Honeybee on Grape-hyacinth in the garden. These flowers are absolutely heaving with honeybees at the moment, whilst the bumblebees seem to be concentrating on Rosemary flowers. The mass of tulips next to these Grape-hyacinths are attracting a large number of hoverflies and tiny beetles, all of which seem to be eating pollen. Nice to do the wildlife-watching the lazy way and sit on the doorstep!

Gratuitous picture of Sabina, to prove that she's doing very well, thankyou, and enjoying her second bird-ringing session on the moors. And that her sunhat's currently too big.

Wednesday, 21 March 2012

WeBS; migrants

I spent a while today covering someone's Wetland Bird Survey count on Dawlish Warren - an hour-long snapshot of the waterbirds present on the site, my contribution to the network of surveyors looking at the Exe today, themselves a contribution to the national WeBS survey data collected each month for the British Trust for Ornithology, who use it in part to gauge trends in waterbird populations.

Being a sunny day and a mid-afternoon count in mid-March, I wasn't expecting a great deal out of the survey, and add to the mix the fact that today was Mothering Sunday - and you can see that there was plenty of potential for people to be out and about on the beach. Sure enough, when I arrived the beach was packed to the gills; a few hardy souls even in the water. The northerly wind was keeping the swell down to nothing though, so checking the sea was a cinch - and there were only just more birds than waves. A measly half-dozen Great Crested Grebes was it...

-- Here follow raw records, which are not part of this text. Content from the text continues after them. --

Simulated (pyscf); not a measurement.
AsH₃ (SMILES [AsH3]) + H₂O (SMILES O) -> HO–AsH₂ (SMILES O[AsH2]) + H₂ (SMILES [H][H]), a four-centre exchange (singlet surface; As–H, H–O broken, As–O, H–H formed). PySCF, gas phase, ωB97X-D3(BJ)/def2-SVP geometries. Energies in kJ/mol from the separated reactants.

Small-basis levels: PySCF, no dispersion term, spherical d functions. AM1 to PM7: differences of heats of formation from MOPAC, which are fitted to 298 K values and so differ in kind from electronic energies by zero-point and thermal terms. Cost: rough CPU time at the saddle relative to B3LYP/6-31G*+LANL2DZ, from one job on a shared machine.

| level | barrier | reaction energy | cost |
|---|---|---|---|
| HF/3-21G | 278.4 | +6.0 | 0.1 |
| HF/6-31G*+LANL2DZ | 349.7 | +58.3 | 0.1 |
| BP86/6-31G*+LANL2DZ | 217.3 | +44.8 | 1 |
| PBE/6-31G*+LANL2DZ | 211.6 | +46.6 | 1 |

On down to the pond beside the visitor centre, where in addition to a fine drake Teal with three females, a Chiffchaff sang lustily from the high willows, whilst another called quietly in the willows just in front of me. Buoyed by this sign of a rapidly-turning season I headed on to the main wader roost. Nothing much along the seafront - two Knot roosting on a groyne the best of it - and plenty of people walking the beach even this far up. The tide was still some way off the bight, so after a rapid scan of the waders there I headed off to check the end of the sandspit.

Here was another sign of spring arriving: a fine male Wheatear flipped off ahead of me, from behind a mix of stone-grey, black and white, then a rich apricot-buff when he turned to check whether I was still walking his way. The point proved as enduringly birdless as the rest of the beach, and so I headed back towards the main roost along the riverside. An immediate reward came in the shape of a small flock of Sanderling, still in their silver-grey plumage and without any hint of the freckly ginger-rust they will develop soon for their summer plumage, who skimmed along the waterline and landed within a couple of metres of me. Heads bobbing with initial alarm, they soon settled down and began trotting along the water's edge, dipping erratically to grab small invertebrates as the waves washed across the sand.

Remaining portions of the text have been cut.